Assignments 17, 18, 23, 24 and 25 charge error in the refusal of five separate written charges requested by defendant. These assignments are not sufficiently argued and must be considered as waived. Whether these requested charges were substantially covered by the court's oral charge, as argued by appellee, there is no need to decide.
*715 Assignments 19, 20, 21 and 22 charge error in failing to give four of defendant's requested affirmative instructions in his favor. As already shown, we think the evidence made out a case for the jury's determination. Accordingly, these affirmative instructions were properly refused.
Assignment 26 charges error in overruling defendant's objection to the following question asked the plaintiff, viz:"Do automobiles customarily use that area for driving to and from various points?"
Defendant objected "to what is customary." The court, in overruling, said this: "The use that a place is put to might have something to do with the degree of care that each one of the drivers should use, so I would overrule." We see no error in the court's ruling.
Assignment 27 charges error in overruling defendant's objection to a question asked the plaintiff. Although the objection, when made, was overruled, the question was not answered and, after the court questioned the witness, the objection was sustained and the question was withdrawn.
Assignments 28 and 29 charge error in overruling defendant's objections to the following questions asked the plaintiff, viz:"Q. * * * Let me ask you this: have you driven your automobile or has your automobile been driven over that area before this time." (The grounds of the objection were: "What happened in the past doesn't have anything to do with this accident. * * * [E]ven though he did it in the past that doesn't show he did it lawfully or under.") (Plaintiff answered: "Yes, sir, it has.") "Q. Was that frequently or infrequently, or could you describe the amount of the use, and by not only your vehicle, but other vehicles?" (Defendant's objection was: "Same ground.") (Plaintiff answered: "It is common practice. It is done all the time.")
These two questions were along the same line as the question objected to in assignment 26. The court's stated reason for overruling the objection to the question there is also valid with respect to these two questions. We see no error in the court's rulings.
Assignment 30 charges error in overruling defendant's objection to the following question asked the driver of plaintiff's car, viz:"Is it customary and usual to drive an automobile across that ramp in the manner in which you were doing on the occasion of this accident?"

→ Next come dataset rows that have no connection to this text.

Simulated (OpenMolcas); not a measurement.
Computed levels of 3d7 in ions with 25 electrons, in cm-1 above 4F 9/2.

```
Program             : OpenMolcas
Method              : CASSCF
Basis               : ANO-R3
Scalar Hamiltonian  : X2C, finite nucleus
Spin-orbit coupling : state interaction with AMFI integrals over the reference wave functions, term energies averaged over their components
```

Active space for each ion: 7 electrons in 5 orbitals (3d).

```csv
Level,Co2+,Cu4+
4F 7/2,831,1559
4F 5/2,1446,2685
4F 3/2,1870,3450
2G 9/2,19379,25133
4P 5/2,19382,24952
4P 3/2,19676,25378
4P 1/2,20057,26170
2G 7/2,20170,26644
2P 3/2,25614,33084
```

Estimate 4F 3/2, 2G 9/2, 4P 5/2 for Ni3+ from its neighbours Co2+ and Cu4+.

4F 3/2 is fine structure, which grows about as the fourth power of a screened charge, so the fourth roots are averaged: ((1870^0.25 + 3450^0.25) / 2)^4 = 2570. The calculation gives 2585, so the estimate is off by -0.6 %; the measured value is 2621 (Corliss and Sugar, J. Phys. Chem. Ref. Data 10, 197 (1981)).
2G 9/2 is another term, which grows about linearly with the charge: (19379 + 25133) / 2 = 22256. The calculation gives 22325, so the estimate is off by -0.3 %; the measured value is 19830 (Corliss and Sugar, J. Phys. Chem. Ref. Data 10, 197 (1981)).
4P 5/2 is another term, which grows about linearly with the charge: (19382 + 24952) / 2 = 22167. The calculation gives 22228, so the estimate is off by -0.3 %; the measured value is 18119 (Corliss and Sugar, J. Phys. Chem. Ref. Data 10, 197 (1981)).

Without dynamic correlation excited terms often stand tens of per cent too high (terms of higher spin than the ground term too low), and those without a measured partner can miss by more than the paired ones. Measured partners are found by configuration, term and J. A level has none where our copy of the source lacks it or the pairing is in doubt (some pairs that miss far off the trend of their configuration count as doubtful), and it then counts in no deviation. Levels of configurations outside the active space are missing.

This question was not answered. The witness was asked: "Did you understand the question or have you forgotten it?" The witness started to answer but before he could finish, the following colloquy took place:"Q. I asked you whether or not it is customary for vehicles to be driven in the direction in which you were traveling on the occasion of this accident? "A. Well, I have driven in this direction before. Not in this identical direction, but there is no lines as to where you drive. It is just in a general direction. I have on several occasions."
There was no objection to this question, which is materially different from the question objected to.
Aside from any other reason, this assignment is without merit because the question objected to was never answered.
LIVINGSTON, C. J., and LAWSON and COLEMAN, JJ., concur.